Recently I attended a two-day class on Cisco HyperFlex by Tomaz Klancnik from NIL. It was quite interesting and packed with information about this new Cisco's system. Here are the notes I took during the lectures and the labs.

General Notes about Cisco HyperFlex

  • Not developed internally; Not a complete acquisition / spin-in; software developed by Springpath https://springpathinc.com/resources.php
    • Springpath name can be seen in some of the log messages, despite big Cisco logo at the top

    • Looks like it runs on java

  • Silo breaking narrative

  • Cisco Hyperflex differs by integrating network into the solution, gets you faster deployment of the system

  • rumor has it, Cisco wants to catch up to nutanix in two year span

  • Vmware lockin now, KVM in the roadmap

  • Comm latency is expected to be in order of disk write latency
  • Max.nodes 8, but there is a promise of 16 (near future)

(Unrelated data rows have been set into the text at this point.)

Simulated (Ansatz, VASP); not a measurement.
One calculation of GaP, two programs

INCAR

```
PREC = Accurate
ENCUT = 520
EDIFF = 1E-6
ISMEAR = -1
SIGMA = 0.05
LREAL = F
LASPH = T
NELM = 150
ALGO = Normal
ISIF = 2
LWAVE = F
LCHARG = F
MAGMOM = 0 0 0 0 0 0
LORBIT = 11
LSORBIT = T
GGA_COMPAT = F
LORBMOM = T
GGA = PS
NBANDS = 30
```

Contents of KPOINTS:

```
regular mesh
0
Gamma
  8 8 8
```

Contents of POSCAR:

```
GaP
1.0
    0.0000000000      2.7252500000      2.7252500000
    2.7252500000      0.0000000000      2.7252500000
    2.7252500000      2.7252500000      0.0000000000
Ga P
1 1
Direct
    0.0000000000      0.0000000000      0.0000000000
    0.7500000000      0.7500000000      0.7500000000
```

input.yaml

  • The whole Hyperflex line is still in it's infancy really, will develop more capabilities as it matures - if Cisco doesn't kill it like UCS M-series before

  • ESXi comes with the boxes, customized image

  • All-flash nodes are coming

  • The FIs are the usual ones, it's more politics that they require to buy a new pair

  • Most of the system management is done through vcenter, but some things can only be done in CLI

  • Rolling upgrade procedure with non-disruptive VM movement (DRS / vmotion)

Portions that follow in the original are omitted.